Saturday, September 8, 2012




A Fistful of Dollars
By Emma X


Emma X
Revolutionary Royalty As

Interpreted By Bainsy.
I am enjoying my new byline caricature.  It is a special gift from my good friend Mittens Romney. Things are very exciting in the Romney household.  Now that Mitt is officially the Republican Party Presidential Nominee, unlimited anonymous PAC money is pouring in. Thanks to the 'People's United' Supreme Court decision, Mitt has more campaign money to spend than any other candidate in American history.  Madison Avenue types are lining up to produce attack ads against Obama.  Since truth is not a barrier and funds are close to unlimited, Mittens is convinced his litter box will be stinking up the White House residence in 2012.  After all, the candidate with the most money is the one that wins the top office.  Mittens is already calling dibs on the four-poster in the Lincoln bedroom.
Mittens Romney, the King of Tomcat Foolery.
Mittens plans to be living a life of ease on
Pennsylvania Avenue.

Anonymous money is coming into the campaign so quickly that there is little oversight.  So Mittens made his trademark ridiculous grand gesture by enrolling Bainsy in art lessons courtesy of the RNC.  After all, the Romney's stupid horse has a choreographer.  Mittens feels that at least $100,000 should go to improving the quality of life for future first felines.  As it turns out Bainsy is pretty good at the drawing thing.  Mittens has promised that he can create Mitt's official Presidential portrait once they are enjoying afternoon snoozes on the couch in the Oval Office.
Bainsy says the Mormon
underwear itches even more
under the artist smock.  In a
household that believes in the
'trickle down' theory Mittens
doesn't hesitate to trickle down
on Bainsy, who rarely under-
stands the mission.
But as excited as Mittens is with his political prospects, he risked it all for the sake of a good laugh.  True to form, Mittens inserted himself into planning for the Republican National Convention by suggesting that Mitt contact Clint Eastwood.  Mittens knows that Republicans are secretly jealous of the celebrity line-up on the Democratic side of the fence.  They are hurt that liberal Hollywood types just don't get their very cool vibe.  Past conservative celebrities trotted out for the cause were big downers, and frankly no one wants to party with Ted Nugent or Hank Williams Jr. anymore.  So when Mittens suggested Clint, Mitt was skeptical.  But Mittens held sway with the two-time Oscar argument and his assertion that Clint had real sex appeal for the average female Republican voter.  In the end he was so convincing that Mitt even agreed to let Clint go on stage first.  Of course, Mittens's truly brilliant comedic insight was amply rewarded.  The situation was helped along by Mittens's appreciation of the half-narcissist, half-senile state of Mr. Eastwood's mental acuity.  He contacted Clint through Mitt's e-mail and told him to take all the time he needed, and to make his presentation 'very esoteric and spookily metaphorical'.  Clint was so turned on that he doubled his dosage of cholinesterase inhibitors and started interviewing kitchen chairs.  A delighted Mittens peed in Paul Ryan's golf shoes, and set up TIVO to collect fifteen minutes of pure political tomfoolery.  Of course, the RNC was not sure how to respond. I for one am grateful for that sweet oasis of Pythonesque insanity amid a three-day Greek chorus of white retiree paranoia, but Mittens agrees that the stunt didn't necessarily help his cause.  Still he remains unconcerned, as he believes that the mountain of incoming money will buy a surplus of muted conservative chairs, including the top one.
Win/Win Windbag
Clint Eastwood was looking for something
to do outside of award season anyway.  He
still enjoys time in front of the camera.  The
chair now has representation with the
William Morris Agency and will be doing
an Obama imitation at the Texas State Fair.

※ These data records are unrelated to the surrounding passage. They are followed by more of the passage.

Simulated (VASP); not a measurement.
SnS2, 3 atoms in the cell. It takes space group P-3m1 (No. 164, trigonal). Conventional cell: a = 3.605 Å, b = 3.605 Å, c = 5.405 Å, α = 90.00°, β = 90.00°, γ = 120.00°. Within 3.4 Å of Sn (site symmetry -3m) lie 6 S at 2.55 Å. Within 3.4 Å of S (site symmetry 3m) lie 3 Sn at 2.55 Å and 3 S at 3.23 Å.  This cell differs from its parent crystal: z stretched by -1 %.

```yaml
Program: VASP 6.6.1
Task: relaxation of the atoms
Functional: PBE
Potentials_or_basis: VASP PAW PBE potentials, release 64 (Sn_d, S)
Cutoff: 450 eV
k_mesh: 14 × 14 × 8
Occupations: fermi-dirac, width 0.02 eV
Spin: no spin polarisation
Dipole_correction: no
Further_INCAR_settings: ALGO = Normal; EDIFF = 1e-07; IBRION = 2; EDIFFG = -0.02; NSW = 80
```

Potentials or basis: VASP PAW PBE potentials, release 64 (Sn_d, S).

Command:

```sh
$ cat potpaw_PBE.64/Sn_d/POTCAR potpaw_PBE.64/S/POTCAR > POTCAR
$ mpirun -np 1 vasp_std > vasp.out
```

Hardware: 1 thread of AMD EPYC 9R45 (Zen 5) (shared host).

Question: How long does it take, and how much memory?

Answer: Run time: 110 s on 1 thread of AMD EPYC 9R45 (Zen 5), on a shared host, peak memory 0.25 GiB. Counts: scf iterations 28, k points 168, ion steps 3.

Personally I am delighted for Mittens's prospects. But as I have said before, he and I don't agree on the true nature of power.  His methods leave him dependent on the fortunes of others.  Any human elected President is beholden to the people who put him in office.  Mitt will have to answer to the corporate mega-dollars that landed him in the Pennsylvania Avenue residence.  And Mittens, even as 'first feline' will still live at the whim of his humans, who might one day decide to purchase a kitten carrier for the roof of their Presidential limousine.  Still, whatever happens I am hopeful that Mittens will come out on top, metaphorically speaking.  In these trying political times, we need a sagacious cat in the White House.
The Koch Brothers, as drawn by Bainsy.
Bainsy has really taken to the art lessons
and has been actively sketching whoever is
hanging around the house.












Republican Women were aware that Clint
Eastwood had probably mixed up his meds,
 but they were still strangely fascinated by the
strong geriatric sexual undercurrent of his
bizarre hallucinogenic ramblings.












Invisible Obama vs. Invisible Donations
Who will actually sit in the seat of power?